Re: Wait for mutex to become unlocked

From: Waiman Long
Date: Wed May 04 2022 - 21:18:12 EST


On 5/4/22 17:44, Matthew Wilcox wrote:
Paul, Liam and I were talking about some code we intend to write soon
and realised there's a missing function in the mutex & rwsem API.
We're intending to use it for an rwsem, but I think it applies equally
to mutexes.

The customer has a low priority task which wants to read /proc/pid/smaps
of a higher priority task. Today, everything is awful; smaps acquires
mmap_sem read-only, is preempted, then the high-pri task calls mmap()
and the down_write(mmap_sem) blocks on the low-pri task. Then all the
other threads in the high-pri task block on the mmap_sem as they take
page faults because we don't want writers to starve.

The approach we're looking at is to allow RCU lookup of VMAs, and then
take a per-VMA rwsem for read. Because we're under RCU protection,
that looks a bit like this:

rcu_read_lock();
vma = vma_lookup();
if (down_read_trylock(&vma->sem)) {
rcu_read_unlock();
} else {
rcu_read_unlock();
down_read(&mm->mmap_sem);
vma = vma_lookup();
down_read(&vma->sem);
up_read(&mm->mmap_sem);
}

(for clarity, I've skipped the !vma checks; don't take this too literally)

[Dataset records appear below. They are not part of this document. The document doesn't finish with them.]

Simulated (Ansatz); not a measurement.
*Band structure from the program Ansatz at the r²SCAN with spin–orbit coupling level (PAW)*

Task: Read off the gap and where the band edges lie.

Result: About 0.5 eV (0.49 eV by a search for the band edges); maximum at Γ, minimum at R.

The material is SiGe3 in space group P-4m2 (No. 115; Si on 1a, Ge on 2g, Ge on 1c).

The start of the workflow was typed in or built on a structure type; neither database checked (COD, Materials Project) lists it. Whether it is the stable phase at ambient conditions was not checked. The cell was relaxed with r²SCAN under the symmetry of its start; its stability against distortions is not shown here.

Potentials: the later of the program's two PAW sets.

So this is Good. For the vast majority of cases, we avoid taking the
mmap read lock and the problem will appear much less often. But we can
do Better with a new API. You see, for this case, we don't actually
want to acquire the mmap_sem; we're happy to spin a bit, but there's no
point in spinning waiting for the writer to finish when we can sleep.
I'd like to write this code:

again:
rcu_read_lock();
vma = vma_lookup();
if (down_read_trylock(&vma->sem)) {
rcu_read_unlock();
} else {
rcu_read_unlock();
rwsem_wait_read(&mm->mmap_sem);
goto again;
}

That is, rwsem_wait_read() puts the thread on the rwsem's wait queue,
and wakes it up without giving it the lock. Now this thread will never
be able to block any thread that tries to acquire mmap_sem for write.

I suppose that a writer that needs to take a write lock on vma->sem will have to take a write lock on mmap_sem first, then it makes sense to me that you want to wait for all the vma->sem writers to finish by waiting on the wait queue of mmap_sem. By the time the waiting task is being woken up, there is no active write lock on the vma->sem and hopefully by the time the waiting process wakes up and do a down_read_trylock(), it will succeed. However, the time gap in the wakeup process may have another writer coming in taking the vma->sem write lock. It improves the chance of a successful trylock but it is not guaranteed. So you will need a retry count and revert back to a direct down_read() when there are too many retries.

Since the waiting process isn't taking any lock, the name rwsem_wait_read() may be somewhat misleading. I think a better name may be rwsem_flush_waiters(). So do you want to flush the waiters at the point this API is called or you want to wait until the wait queue is empty?

Cheers,
Longman